The city of Guangzhou rests at the border of the Pearl River Delta and the South China Sea and is the capital of Guangdong, China’s most populous and prosperous province. As one of the largest economic centers and entrepots in the region—a role dating back to the formation of the Silk Road—the city has undergone a developmental frenzy in the last half-century, which, in recent years, has fueled the construction of state-of-the-art cultural facilities. Scheduled to open this year, the Sunac Guangzhou Grand Theatre designed by London-based firm Steven Chilton Architects (SCA) and the Beijing Insitute of Architectural Design (BIAD), is one such project, and entrances with an undulating facade of tessellated red aluminum panels.
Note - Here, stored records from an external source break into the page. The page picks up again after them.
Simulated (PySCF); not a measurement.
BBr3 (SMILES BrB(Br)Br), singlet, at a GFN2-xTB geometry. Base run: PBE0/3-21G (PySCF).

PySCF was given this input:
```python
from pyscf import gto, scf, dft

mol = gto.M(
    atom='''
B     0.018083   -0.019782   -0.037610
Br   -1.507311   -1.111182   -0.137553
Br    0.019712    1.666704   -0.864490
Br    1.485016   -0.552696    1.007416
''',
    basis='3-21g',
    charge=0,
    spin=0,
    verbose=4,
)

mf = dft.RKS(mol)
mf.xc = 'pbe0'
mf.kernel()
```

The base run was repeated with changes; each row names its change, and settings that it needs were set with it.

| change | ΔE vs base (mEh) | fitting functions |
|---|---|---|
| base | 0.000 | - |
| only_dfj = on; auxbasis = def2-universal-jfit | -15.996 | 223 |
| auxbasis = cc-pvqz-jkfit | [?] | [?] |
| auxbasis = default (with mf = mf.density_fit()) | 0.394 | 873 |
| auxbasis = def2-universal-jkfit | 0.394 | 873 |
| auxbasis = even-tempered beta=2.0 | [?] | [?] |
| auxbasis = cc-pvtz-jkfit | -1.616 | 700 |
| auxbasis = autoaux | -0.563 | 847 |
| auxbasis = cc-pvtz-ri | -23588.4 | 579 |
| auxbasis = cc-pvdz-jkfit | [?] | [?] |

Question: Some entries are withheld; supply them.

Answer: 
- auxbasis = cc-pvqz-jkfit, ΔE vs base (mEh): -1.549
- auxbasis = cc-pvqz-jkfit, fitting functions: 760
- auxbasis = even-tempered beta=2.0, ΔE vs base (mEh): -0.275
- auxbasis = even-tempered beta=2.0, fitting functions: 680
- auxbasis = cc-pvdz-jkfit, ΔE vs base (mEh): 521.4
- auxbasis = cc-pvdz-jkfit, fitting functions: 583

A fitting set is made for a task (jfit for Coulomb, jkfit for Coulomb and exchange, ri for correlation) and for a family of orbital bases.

The riotous facade encloses a 2,000-seat theater and, as that function demands, is largely windowless save for the lifted entrance and service portals found at the ground floor. This impenetrable quality provided the architectural team an opportunity to treat the facade as canvas, which led to their collaboration with artist Zhang Hongfei. The imprint draped across the facade is a conceptual interpretation of the popular local myth 100 Birds Paying Home to the Phoenix and, in a further bid to evoke the region’s history, follows the compositional style of tapestries and ornamental robes.
SCA’s design for the theater is, in many ways, an exposition of technical know-how and advanced digital modeling, prerequisite skills required to handle the geometry of 14,600 triangular panels each measuring approximately 6’6″ by 3’4″. “The form of the building was determined in tandem with the internal layout: once we had established the number of openings into the building we were able to set up a generic version of the model and fix the number of folds in the surface to 10,” said SCA director Steven Chilton. “Once we had a version of the pattern projected onto a cylinder, we positioned it around the building geometry and reprojected the pattern horizontally onto the panels.”
Facade consultant King Glass Engineering, based in neighboring Shenzhen, and Guangzhou manufacturer Golden Curtain Wall Engineering, developed the facade detailing following the design development phase, which included a 3D model showing the positioning of the triangular aluminum panels, weather barriers, and the structural centerlines.
“The legibility of the design as it crosses each panel was down to the skill of the steelworker, painters, and installers,” continued Chilton. “Each node allowed a limited amount of flexibility, so it was critical that the geometry and accuracy of the install on-site be carried out to a high standard.”